By Beverley Smith for woodbine.com

TORONTO, October 8 – Kevin Pasher is blessed, in a racetrack sort of way.

The 47-year-old jack-of-all-trades for the Mike Keogh stable saddled up his five-year-old mare, Miss Sea, on Thanksgiving Friday at Woodbine with a note of conviviality in his heart. Every time the mare runs, Pasher knows how lucky he is. And if anybody is giving thanks on this holiday, it is Pasher.

For one thing, he owns Miss Sea, a well-bred little chestnut daughter of Marchfield, who has changed his life. He never intended to buy her or any horse. But back in 2013, at the Canadian Thoroughbred Horse Society yearling sale, he saw her in a stall. She nickered at him.

When the filly came into the sales ring, she kept stopping, turning her head toward Pasher, and nickering at him, so much that the auctioneer spotted the apparent flirting between the two. “I’m watching you two,” he announced.

Pasher began to bid on her. When the bidding hit $5,000, he cringed. But the auctioneer looked at him and said: “I’m watching you. Okay, one more.” The hammer went down at $5,600 and Pasher owned a racehorse.

Next morning at the Keogh barn, Pasher confessed to Chrissy Windsor, another Keogh employee who had bought a yearling, Welloiledmachine, at a similar sale, saying: “Chrissy, I might have done something stupid.”

“What’s that?” she asked.

“I think I bought a horse,” Pasher said.

“Oh my god, what did you do?” said Keogh, who had overheard the conversation.
 
When Keogh looked at the filly’s pedigree, he saw loads of black type through the second dam, who had produced a handful of horses that had won from $700,000 to $900,000. She had passed muster on x-rays and scopes. “There must be a glitch,” Keogh said.

He discovered what the glitch was when Miss Sea was finally delivered to his barn. His first impression? “She looks like a rat.” She toed out. She was a peanut. And she was such a high-speed stall walker that the stable nicknamed her Danica Patrick, after the race-car driver.

“She was a nightmare,” Pasher said. They tried different things to thwart her habit. They hitched her up to an equicizer horse walker. She lived on that thing, every night for a couple of months. They gave her a stall with a window. She’s matured now. She doesn’t walk as much, only if she gets excited.

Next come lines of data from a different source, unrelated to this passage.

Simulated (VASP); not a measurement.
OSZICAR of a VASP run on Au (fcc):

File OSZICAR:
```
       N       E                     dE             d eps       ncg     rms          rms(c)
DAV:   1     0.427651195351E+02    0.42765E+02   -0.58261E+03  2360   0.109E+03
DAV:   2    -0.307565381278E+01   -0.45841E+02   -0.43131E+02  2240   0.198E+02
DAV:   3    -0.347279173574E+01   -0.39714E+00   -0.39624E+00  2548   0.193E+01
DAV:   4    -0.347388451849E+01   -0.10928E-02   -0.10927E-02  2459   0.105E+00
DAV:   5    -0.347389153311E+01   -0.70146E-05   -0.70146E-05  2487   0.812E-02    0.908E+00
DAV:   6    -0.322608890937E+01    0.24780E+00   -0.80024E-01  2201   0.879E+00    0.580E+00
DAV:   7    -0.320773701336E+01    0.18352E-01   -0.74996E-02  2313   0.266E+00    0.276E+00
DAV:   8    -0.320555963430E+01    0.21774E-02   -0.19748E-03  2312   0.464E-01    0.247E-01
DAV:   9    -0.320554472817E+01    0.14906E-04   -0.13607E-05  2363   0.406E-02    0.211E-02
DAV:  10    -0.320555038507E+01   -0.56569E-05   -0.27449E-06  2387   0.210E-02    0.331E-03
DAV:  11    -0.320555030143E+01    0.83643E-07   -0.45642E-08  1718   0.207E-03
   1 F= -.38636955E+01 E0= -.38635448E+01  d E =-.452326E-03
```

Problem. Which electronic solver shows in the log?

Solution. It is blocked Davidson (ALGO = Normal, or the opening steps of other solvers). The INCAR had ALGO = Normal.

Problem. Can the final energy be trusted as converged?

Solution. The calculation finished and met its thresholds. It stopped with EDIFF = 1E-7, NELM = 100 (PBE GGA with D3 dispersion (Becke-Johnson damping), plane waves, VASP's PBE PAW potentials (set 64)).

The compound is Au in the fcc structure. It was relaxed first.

Miss Sea changed everybody’s mind about her after her first work. “She can run,” Keogh said, with a measure of surprise.

Pasher has worked at the racetrack since he was 13 years old and persuaded his parents in Toronto to let him go to the track. They agreed, and signed him out of school with the proviso that he stayed at the track and didn’t bounce around. He moved straight into a tack room and has worked at Woodbine for 33 years. Debbie and Phil England took him in and treated him like a son.


Kevin Pasher and trainer Mike Keogh celebrate Go Bro’s victory after the King Edward Stakes. (Beverley Smith Photo)


Pasher has worked for Keogh for 11 years as a groom, galloper, pony rider, hotwalker, and general all-round Mr. Fix-It. Whatever Keogh needs, Pasher obliges. He’s often seen paddocking the horses from the barn. He sings to them when he rides them. He talks to them when he works with them. He’s developed a close bond with Sweet Grass Creek, a horse he’s galloped from the time he was a two-year-old. Sweet Grass is rather tough to ride. "He’s my man, Sweet Grass,” he said.

“He’s a very hard worker,” Keogh said. “He’ll do anything you ask of him. He’s one of the family.”

Pasher pays all the bills for Miss Sea out of her winnings, including Keogh’s 10 per cent as a trainer. He buys his own hay and straw and feed and pays the vet bills, too. He can’t always tend to Miss Sea because of his work with the stable. The others pitch in. “One hand washes the other here,”  Pasher said. “They’ll muck the stall or bed her down for me,” he said. “Or they’ll bathe her.” In turn, Pasher takes care of everybody. The hotwalker gets a bit, so does a groom and he slips a percentage of winnings to Kaitlan Montgomery, who has ridden the mare since she was a two-year-old.

“Everyone gets a piece of the pie,” Pasher said. Without them, I wouldn’t be having a filly like she is.”

During the winter, Keogh’s long-time client Gus Schickedanz bunks up Miss Sea with his broodmares. For free. “I don’t know why he did that,” said Pasher. “I thought Mike did something, but no, he said: ‘Gus wanted to.’ He always sees me go over with a horse, and he told me: ‘Kid, [in Schickedanz years, Pasher is a kid], you work hard. You deserve help.’”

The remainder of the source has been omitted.